For many, the sport of sailing is about getting out there and seeing what the world’s waters have to offer. But that wasn’t exactly the case this weekend in Sheboygan.
This weekend, Sheboygan played host to a world championship sailing competition but not one competitor saw the finish line. That’s because the athletes, are all blind.
“I lost my eyesight in accident. A soldering iron exploded, and sent shrapnel into my eyes and the rest of my body,” said David Brown, a competitor from Canada.
Brown went through the stages of grief when he lost his sight. First anger, then denial. But now he and his blind competitors can see one thing.
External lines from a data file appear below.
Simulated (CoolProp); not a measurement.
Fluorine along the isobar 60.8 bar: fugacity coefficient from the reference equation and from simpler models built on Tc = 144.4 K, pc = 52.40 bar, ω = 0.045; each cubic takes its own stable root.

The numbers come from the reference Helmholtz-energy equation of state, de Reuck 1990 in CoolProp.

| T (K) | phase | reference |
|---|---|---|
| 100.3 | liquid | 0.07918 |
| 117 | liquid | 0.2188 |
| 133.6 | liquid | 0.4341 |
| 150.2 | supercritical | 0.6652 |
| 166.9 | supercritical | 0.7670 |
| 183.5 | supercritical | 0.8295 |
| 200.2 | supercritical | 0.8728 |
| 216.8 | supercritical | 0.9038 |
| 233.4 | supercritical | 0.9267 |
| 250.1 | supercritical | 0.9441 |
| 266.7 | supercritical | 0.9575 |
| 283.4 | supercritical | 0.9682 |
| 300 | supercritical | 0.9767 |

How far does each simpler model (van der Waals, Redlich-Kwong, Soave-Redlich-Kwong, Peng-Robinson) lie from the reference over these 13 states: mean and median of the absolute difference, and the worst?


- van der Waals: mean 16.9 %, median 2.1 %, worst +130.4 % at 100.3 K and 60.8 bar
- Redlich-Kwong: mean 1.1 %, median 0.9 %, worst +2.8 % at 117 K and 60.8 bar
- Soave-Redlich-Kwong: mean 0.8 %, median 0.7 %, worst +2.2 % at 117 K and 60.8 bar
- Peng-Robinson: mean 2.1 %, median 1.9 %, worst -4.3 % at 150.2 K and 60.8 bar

“You’ve got to make life. You’ve got to go to life. Life doesn’t come to you. You’ve just got to get out there and keep living it. It doesn’t matter whether our eyes don’t work too well or not. Just keep on doing what you’re doing,” said competitor Ryan Honschooten from Australia.
The sailors race around a course with buoys emitting sound so the competitors know where to go. Sailing, even for those with sight, is based largely on feeling the wind in the sails making it a great sport for the blind. But learning the intricacies of sailing is not easy.
“When you’re trying to teach the blind to do anything, you want to paint a verbal picture. A picture is worth a thousand words, but we need the 1000 words, not the picture,” said Brown.Sheboygan’s own BJ Blahnik lost his sight gradually and is picking up the sport bit by bit. Each step requires patience, but it comes with an amazing reward.
“The first time I went sailing with my instructor, he was quiet and it was just me sailing, the wind and the waves, it was so freeing because I hadn’t had control like that of something since I stopped driving over 12 years ago,” Blahnik said.
Football, basketball, baseball, soccer are all off limits for the most enterprising blind athletes on earth. But sailing is a great outlet for their competitive juices.
“I’ve found a sport that I can excel in. I was never really able to do competition. I’ve stumbled into a sport that lets me go far, that lets me drive something, and also lets me be on an equal playing feeling with everybody else. It’s just amazing,” said competitor Kylie Forth from Australia.
“I challenge any blind person, young or old, come down to Sheboygan, come out sailing for a day, and it will change your life and your perspective,” Blahnik said.